Howdy,
I'm a relative novice at Spark/Scala and I'm puzzled by some behavior that
I'm seeing in 2 of my local Spark/Scala environments (Scala for Jupyter and
Scala IDE) but not the 3rd (Spark Shell). The following code throws the
following stack trace error in the former 2 environments but executes
successfully in the 3rd. I'm not sure how to go about troubleshooting my
former 2 environments so any assistance is greatly appreciated.
Code:
//get file
val logFile = "s3n://file"
val logData = sc.textFile(logFile)
// header
val header = logData.first
// filter out header
val sample = logData.filter(!_.contains(header)).map {
line => line.replaceAll("['\"]","").substring(0,line.length()-1)
}.takeSample(false,100,12L)
Stack Trace:
org.apache.spark.SparkException: Task not serializable
org.apache.spark.util.ClosureCleaner$.ensureSerializable(ClosureCleaner.scala:315)
org.apache.spark.util.ClosureCleaner$.org$apache$spark$util$ClosureCleaner$$clean(ClosureCleaner.scala:305)
org.apache.spark.util.ClosureCleaner$.clean(ClosureCleaner.scala:132)
org.apache.spark.SparkContext.clean(SparkContext.scala:1893)
org.apache.spark.rdd.RDD$$anonfun$filter$1.apply(RDD.scala:311)
org.apache.spark.rdd.RDD$$anonfun$filter$1.apply(RDD.scala:310)
org.apache.spark.rdd.RDDOperationScope$.withScope(RDDOperationScope.scala:147)
org.apache.spark.rdd.RDDOperationScope$.withScope(RDDOperationScope.scala:108)
org.apache.spark.rdd.RDD.withScope(RDD.scala:286)
org.apache.spark.rdd.RDD.filter(RDD.scala:310)
cmd6$$user$$anonfun$3.apply(Main.scala:134)
cmd6$$user$$anonfun$3.apply(Main.scala:133)
java.io.NotSerializableException: org.apache.spark.SparkConf
Serialization stack:
- object not serializable (class: org.apache.spark.SparkConf, value:
org.apache.spark.SparkConf@309ed441)
- field (class: cmd2$$user, name: conf, type: class
org.apache.spark.SparkConf)
- object (class cmd2$$user, cmd2$$user@75a88665)
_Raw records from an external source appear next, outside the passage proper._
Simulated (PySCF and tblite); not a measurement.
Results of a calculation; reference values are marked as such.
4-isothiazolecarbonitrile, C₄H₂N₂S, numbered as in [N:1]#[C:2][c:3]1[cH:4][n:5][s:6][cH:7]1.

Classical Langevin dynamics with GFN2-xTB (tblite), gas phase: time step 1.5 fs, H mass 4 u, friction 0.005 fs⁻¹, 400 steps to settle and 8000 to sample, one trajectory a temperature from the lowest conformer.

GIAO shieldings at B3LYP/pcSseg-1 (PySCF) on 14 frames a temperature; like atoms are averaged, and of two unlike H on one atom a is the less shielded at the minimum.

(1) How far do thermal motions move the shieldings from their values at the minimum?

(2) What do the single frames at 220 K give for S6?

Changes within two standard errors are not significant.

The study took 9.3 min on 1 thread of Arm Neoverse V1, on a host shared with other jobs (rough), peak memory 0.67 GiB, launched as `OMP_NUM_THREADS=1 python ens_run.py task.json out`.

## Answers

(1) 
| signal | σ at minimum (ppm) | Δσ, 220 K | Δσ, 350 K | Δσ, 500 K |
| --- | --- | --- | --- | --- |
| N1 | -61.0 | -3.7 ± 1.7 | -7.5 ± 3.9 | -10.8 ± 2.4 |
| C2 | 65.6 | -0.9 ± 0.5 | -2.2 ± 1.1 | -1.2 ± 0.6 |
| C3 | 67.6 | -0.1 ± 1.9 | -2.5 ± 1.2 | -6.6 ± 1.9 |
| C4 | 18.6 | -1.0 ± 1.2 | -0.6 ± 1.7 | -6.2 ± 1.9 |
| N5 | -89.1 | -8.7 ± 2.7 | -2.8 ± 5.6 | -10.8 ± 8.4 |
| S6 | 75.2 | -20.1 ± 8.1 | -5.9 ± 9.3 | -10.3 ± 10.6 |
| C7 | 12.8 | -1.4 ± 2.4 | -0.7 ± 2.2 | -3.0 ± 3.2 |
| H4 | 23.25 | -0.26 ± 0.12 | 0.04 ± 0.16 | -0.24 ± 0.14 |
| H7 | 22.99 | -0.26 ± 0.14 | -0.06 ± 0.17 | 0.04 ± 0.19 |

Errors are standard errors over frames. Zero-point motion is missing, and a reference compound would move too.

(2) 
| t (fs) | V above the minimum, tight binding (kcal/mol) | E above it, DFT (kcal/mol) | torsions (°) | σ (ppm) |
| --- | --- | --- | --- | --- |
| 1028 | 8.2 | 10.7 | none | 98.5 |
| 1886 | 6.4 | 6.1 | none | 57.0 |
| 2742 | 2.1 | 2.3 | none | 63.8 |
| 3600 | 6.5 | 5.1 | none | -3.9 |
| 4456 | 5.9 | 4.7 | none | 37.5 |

- field (class: cmd6, name: $ref$cmd2, type: class cmd2$$user)
- object (class cmd6, cmd6@5e9e8f0b)
- field (class: cmd6$$user, name: $outer, type: class cmd6)
- object (class cmd6$$user, cmd6$$user@692f81c)
- field (class: cmd6$$user$$anonfun$3, name: $outer, type: class
cmd6$$user)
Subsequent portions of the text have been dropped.